Washington Examiner | By Paul Bedard
The Senate Democratic arm threatening to hang the GOP's refusal to OK equal pay legislation around the neck of every Republican in the midterm elections suffers from an even worse gender “pay gap” than the much-advertised 77 cents for women for every $1 a man makes.
According to an analysis of recent salary information from the Democratic Senatorial Campaign Committee, the group pays women 70 cents for every $1 a male employee works.
Even with employing more women than men, many at top levels, the DSCC in its latest salary filings with the Federal Election Committee covering September-November 2013, paid males an average of $18,576 for the three months to $13,044 for women.
The analysis provided to Secrets by the Republicans appeared to include a sizable bonus to long-serving DSCC Executive Director Guy Cecil. Eliminating that, the group still pays less to women, about 82-cents per $1 for men.
The DSCC retaliated with a pay breakdown of the National Republican Senatorial Committee that shows the group paying 77 cents for every $1 a male makes.

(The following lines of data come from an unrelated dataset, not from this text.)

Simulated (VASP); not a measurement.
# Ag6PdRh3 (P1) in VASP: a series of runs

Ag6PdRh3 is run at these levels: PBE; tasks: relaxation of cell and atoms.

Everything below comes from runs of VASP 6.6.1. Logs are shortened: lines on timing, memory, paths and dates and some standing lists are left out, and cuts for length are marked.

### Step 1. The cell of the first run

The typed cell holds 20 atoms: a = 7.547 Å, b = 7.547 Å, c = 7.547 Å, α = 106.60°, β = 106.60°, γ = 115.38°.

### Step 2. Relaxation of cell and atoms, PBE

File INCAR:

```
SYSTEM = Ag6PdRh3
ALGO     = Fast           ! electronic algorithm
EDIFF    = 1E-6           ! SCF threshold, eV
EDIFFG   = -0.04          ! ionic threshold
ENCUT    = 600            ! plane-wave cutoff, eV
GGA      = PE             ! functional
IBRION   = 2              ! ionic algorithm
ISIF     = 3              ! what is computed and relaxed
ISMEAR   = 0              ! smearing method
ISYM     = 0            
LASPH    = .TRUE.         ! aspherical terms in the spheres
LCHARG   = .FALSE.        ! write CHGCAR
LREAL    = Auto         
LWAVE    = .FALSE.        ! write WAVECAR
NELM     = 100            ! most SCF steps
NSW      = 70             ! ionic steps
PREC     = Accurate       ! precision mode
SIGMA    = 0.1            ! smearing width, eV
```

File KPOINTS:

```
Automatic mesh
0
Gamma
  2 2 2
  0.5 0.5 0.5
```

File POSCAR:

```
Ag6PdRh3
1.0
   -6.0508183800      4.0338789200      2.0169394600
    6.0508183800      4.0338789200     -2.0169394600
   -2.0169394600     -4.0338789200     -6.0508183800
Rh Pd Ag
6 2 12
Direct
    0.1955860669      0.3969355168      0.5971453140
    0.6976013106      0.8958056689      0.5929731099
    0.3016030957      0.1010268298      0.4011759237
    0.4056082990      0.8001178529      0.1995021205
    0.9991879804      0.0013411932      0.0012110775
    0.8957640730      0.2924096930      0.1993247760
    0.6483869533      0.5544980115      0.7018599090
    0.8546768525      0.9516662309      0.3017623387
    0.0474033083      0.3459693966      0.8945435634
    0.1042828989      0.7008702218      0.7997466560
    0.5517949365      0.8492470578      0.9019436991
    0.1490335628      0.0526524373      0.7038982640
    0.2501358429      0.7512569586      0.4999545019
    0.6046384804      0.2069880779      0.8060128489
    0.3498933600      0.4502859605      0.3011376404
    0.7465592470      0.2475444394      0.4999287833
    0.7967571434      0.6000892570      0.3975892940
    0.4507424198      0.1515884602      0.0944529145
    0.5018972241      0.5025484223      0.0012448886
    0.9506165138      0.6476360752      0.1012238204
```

Democrats argued that their calculation should not include the highly-paid and experienced executive director of either group because it skews the numbers. Eliminate the salary of the top men at both groups, and the figures show that the DSCC pays women $1.13 and the NRSC 87 cents per $1 for men.
But that waters down their pro-woman argument, said the GOP. "That's the weakest, most embarrassing and hypocritical excuse that a Democrat has made this week, and that is saying something. If the men at the DSCC don't believe that male bosses should count against the pay gap, it destroys their entire argument, doesn't it?" said NRSC press secretary Brook Hougesen.
While nailing down exact employment figures for the DSCC or NRSC is complicated, they indicate that paying women the same as men isn’t as easy as just diving payroll equally among the sexes.
It also highlights a potential problem for the DSCC which has launched a “GOP Pay Gap” campaign to hold Republican candidates accountable for their opposition to legislation on the issue. They have mounted an outrage campaign via social networks and President Obama this week attacked Republicans for voting down a pay gap proposal in the Senate.
The GOP calls the issue a political gotcha that builds on a claim that women earn 77 cents for the $1 a man makes.